Sociology Department

Patricia Hill Collins

by Jeffrey Littenberg

The Boston College Sociology Department had the honor of hosting Professor Patricia Hill Collins from February 18-20th, 2002, as part of our annual Visiting Scholar Series. Patricia Hill Collins is Chair and Charles Phelps Taft Professor of Sociology within the Department of African American Studies at the University of Cincinnati. Professor Hill Collins is most famous for her development of a black women's standpoint epistemology. She has published articles in Ethnic and Racial Studies, Signs, Sociological Theory, Social Problems, and Black Scholar. Her first book, Black Feminist Thought: Knowledge, Consciousness, and the Politics of Empowerment, won the Jessie Bernard Award of the American Sociological Association and the C. Wright Mills Award of the Society for the Study of Social Problems. She also co-edited Race, Class, and Gender: An Anthology (with Margaret Andersen), and Fighting Words: Black Women and the Search for Justice. She is currently working on her fourth book, Black Sexual Politics, to be published by Routledge in 2003.
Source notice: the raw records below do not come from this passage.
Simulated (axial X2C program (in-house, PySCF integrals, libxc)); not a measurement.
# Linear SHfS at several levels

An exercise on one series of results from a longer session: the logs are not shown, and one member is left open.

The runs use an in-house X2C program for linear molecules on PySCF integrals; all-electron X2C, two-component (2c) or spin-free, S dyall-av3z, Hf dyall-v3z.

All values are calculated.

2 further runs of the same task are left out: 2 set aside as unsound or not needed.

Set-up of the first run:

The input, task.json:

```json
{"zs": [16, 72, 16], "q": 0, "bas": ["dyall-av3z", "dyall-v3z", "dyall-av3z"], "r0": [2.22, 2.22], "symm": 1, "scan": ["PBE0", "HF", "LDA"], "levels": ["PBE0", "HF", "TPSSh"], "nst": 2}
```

On the evening of February 18th, Patricia Hill Collins gave a public lecture on the future of feminist thought. At the start of this lecture, Collins reiterated a central theme of her work-the utility of thinking about complex social issues from a particular standpoint-for Collins, this is the standpoint of women of African descent. By orienting research toward a particular standpoint, it is possible to develop empirically grounded knowledge claims that are socially situated, rather than relying on the assumption of an Archimedean worldview for pretension to scientific authority.

Collins proceeded to draw connections between the popular representation of women of color, as embodied in Jennifer Lopez, and early modern representations of African women, as embodied in Saartje Baartman-the "Bantu" woman who was taken to Europe in the late Eighteenth century as an example of "primitive" sexuality. Both women were presented as hyper-sexualized objects, with "abnormally large erogenous zones" (especially the posterior). Both women were consumed as objects of the white, usually male, gaze. Thus women of color, and especially iconic representatives to the mainstream, become vessels upon which to project modern Western fantasies of untamed sexuality and, unwittingly, perform the task of justifying colonial-racist practices in the minds of these men (and some women). Collins argued that although women of color continue to be represented as hyper-sexualized icons consumed for the pleasure of the powerful, contemporary women of color have more control over their presentation of an "exotic" sexuality that they are often able to manipulate to their advantages. Examples of such women range from the 1920's singer/actress Josephine Baker, to the contemporary female group Destiny's Child. The increased potential for agency in regard to their reputation, on the part of women of color, is the product of centuries of collective struggle on the part of people of color (especially women).

Men of African descent are also imbued with modern Western fantasies of unbridled sexually. But in the case of men, this sexuality represents a threat that, Collins argued, forms the basis for the legacy of lynching and criminalization. Collins was quick to point out that men of color, especially African American men, have been able to appropriate the image of threatening hyper-sexuality in such cultural forms as hip-hop (and earlier street-cultures). Collins went on to juxtapose sexuality (in the sense of bodily knowledge) with the isolating effects of oppression. Other topics included anti-racist politics as well as the relationship between cultural production and individual/collective subjectivities.

Collins also led two seminars, one on each of the two days following her lecture. The first of these seminars focused on 'prison consciousness,' both literally, in the effect of an expanding and increasingly racialized prison-industrial complex, and as a metaphor for the confinement of individual subjectivities through their location in relation to structural forces. Issues addressed include the role of unconditional love in healing the wounds of oppression, the need to take back the language of family from conservative ideologues, and the (further) development of "agency laden institutions" as spaces of healing, reflection, and resistance.

The second seminar centered on the development of a new black praxis that incorporates anti-oppressive theories addressing the complexities of intersectional locations while simultaneously pointing to effective strategies of resistance and motivating people of all races to work against systems of racial, sexual, and class oppression. Collins encouraged an animated and productive discussion by calling on seminar participants to devise a strategy for bringing into affect such a manner of praxis. At the end of this seminar Collins encouraged participants to continue working toward theories that can inform collective resistance to oppression. Since her visit to Boston College, those who experienced the brilliance of Patricia Hill Collins have taken her appeal to heart.